INSTRUCTION CYCLE TIMINGS
D.1. USING THE INSTRUCTION CYCLE TIMING TABLES
D.2. ARM7TDMI INSTRUCTION CYCLE TIMINGS
D.3. ARM9TDMI INSTRUCTION CYCLE TIMINGS
D.4. STRONGARM! INSTRUCTION CYCLE TIMINGS
D.5. ARM9E INSTRUCTION CYCLE TIMINGS
D.6. ARM10E INSTRUCTION CYCLE TIMINGS
This appendix lists the instruction cycle timings for some common ARM implementions. Timings can vary between different revisions of an implementation and are also affected by external events such as interrupts, memory speed, and cache misses. You should treat these numbers as a guide only and verify performance measurements on real hardware. Refer to the manufacturer’s data sheets for the latest timing information.

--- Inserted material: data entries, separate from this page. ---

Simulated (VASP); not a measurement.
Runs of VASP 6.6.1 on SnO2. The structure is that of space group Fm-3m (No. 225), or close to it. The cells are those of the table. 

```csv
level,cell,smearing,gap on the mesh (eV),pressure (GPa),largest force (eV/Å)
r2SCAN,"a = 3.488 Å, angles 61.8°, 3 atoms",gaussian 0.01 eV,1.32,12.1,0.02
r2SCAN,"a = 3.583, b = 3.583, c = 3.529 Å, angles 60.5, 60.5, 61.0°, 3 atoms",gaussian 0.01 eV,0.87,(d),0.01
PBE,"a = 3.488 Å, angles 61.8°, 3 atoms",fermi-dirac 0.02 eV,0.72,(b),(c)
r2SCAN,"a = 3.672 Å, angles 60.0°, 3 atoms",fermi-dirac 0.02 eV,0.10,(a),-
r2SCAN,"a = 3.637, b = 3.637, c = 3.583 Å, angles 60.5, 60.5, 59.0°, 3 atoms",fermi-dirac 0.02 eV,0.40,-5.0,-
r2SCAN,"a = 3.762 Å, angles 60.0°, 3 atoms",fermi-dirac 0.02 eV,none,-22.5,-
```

ARM cores use pipelined implementations. The number of cycles that an instruction takes may depend on the previous and following instructions. When you optimize code, you need to be aware of these interactions, described in the “Notes” column of the timing tables.
D.1 USING THE INSTRUCTION CYCLE TIMING TABLES
Use the following steps to calculate the number of cycles taken by an instruction:
Use Table C.3 in Appendix C to find which ARM core you are using. For example, ARM7xx parts usually contain an ARM7TDMI core; ARM9xx parts, an ARM9TDMI core; and ARM9xxE, parts an ARM9E core.
Find the table in this appendix for the ARM core you are using.
Find the relevant instruction class in the left-hand column of the table. The class “ALU” is shorthand for all of the arithmetic and logical instructions: ADD, ADC, SUB, RSB, SBC, RSC, AND, ORR, BIC, EOR, CMP, CMN, TEQ, TST, MOV, MVN, CLZ.
Read the value in the “Cycles” column. This is the number of cycles the instruction usually takes, assuming the instruction passes its condition codes and there are no interactions with other instructions. The cycle count may depend on one of the abbreviations in Table D.1.
Table D.1
| Abbreviation | Meaning |
| B | The number of busy-wait cycles issued by a coprocessor. This depends on the coprocessor design. |
| M | The number of multiplier iteration cycles. This depends on the value in register Rs. Each implementation section contains a table showing how to calculate M from Rs for that implementation. |
| N | The number of words to transfer in a load or store multiple. This includes pc if it is in the register list. N must be at least one. |
If the “Notes” column contains any notes of the form +k if condition, then add on to your cycle count all the additions that apply.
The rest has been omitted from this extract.